NZDUSD’s recent propulsion over a restrictive line and the 50- and 100-day simple moving averages (SMAs) is being curbed by the Ichimoku cloud around the 0.7239 level, which happens to be the 23.6% Fibonacci retracement of the up leg from 0.6510 until 0.7464. The climbing 200-day SMA is shielding the positive structure, while the 50- and 100-day SMAs are reflecting a neutral phase in the pair.
The Ichimoku lines indicate that positive momentum has lost its might, while the oscillators are favouring more the upside. The MACD, above its red trigger line, has pushed over the zero threshold, while the RSI is tiptoeing higher in the bullish region. The stochastic oscillator has turned bearish however the %K line has yet to break the supportive line, to confirm growing selling interest in the pair.
To the upside, buyers will need to initially combat the capping resistance zone existing between the 0.7204 barrier and the 23.6% Fibo of 0.7239. Surpassing this key obstacle and overstepping the cloud, the nearby 0.7306 high could attempt to impede buyers’ efforts from reinstating a more convincing up move. Conquering the above mentioned hurdle, is critical to reviving more upside thrust to challenge the buffer zone formed between three rallies peaks – identified in September 2017, January and February 2018 – and the near 43-month high of 0.7464.

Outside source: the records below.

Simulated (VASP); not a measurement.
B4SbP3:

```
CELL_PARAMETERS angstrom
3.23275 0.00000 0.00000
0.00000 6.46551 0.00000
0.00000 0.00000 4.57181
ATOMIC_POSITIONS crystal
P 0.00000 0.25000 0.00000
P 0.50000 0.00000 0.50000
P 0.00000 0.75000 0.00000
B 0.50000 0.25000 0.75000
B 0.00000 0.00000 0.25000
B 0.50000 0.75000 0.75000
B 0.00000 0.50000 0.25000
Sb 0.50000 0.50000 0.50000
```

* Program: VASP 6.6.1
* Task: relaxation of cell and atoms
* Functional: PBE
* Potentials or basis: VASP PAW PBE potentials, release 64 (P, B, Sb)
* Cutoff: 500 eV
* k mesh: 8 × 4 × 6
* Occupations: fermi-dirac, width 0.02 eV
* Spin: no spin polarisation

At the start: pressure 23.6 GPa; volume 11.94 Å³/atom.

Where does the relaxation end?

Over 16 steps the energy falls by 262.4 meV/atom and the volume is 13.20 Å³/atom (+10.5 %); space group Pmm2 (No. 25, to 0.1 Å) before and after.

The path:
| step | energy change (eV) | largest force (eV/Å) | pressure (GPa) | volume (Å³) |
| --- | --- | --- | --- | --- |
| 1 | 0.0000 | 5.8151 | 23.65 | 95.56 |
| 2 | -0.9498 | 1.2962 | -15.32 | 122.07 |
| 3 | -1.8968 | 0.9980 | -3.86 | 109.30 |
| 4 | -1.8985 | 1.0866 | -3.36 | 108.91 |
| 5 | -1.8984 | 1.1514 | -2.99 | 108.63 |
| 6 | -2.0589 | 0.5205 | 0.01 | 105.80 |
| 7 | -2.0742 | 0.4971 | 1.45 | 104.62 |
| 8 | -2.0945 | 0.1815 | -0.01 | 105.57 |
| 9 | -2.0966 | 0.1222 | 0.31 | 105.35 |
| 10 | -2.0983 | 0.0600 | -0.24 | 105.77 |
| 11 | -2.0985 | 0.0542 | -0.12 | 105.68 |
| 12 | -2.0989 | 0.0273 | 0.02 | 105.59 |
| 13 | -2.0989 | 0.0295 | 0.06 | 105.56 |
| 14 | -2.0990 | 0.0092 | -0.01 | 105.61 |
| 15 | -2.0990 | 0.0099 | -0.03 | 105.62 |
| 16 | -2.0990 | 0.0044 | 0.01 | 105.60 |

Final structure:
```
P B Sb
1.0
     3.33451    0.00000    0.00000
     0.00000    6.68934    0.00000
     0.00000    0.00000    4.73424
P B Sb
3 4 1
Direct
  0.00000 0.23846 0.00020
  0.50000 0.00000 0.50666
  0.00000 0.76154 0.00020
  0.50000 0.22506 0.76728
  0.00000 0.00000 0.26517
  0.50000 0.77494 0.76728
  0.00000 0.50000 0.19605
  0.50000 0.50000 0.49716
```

If sellers seize control, instant resistance may occur at the fused 50- and 100-day SMAs at 0.7150 before the 38.2% Fibo of 0.7098 comes into play. Should the price charge lower, the support base of 0.6942-0.7000 may prove adequate to dismiss a deeper price plunge. However, if the 200-day SMA at 0.6926 fails to assist, the price may then test the 61.8% Fibo of 0.6876.
Summarizing, NZDUSD appears stagnant awaiting new impetus to form a decisive price direction.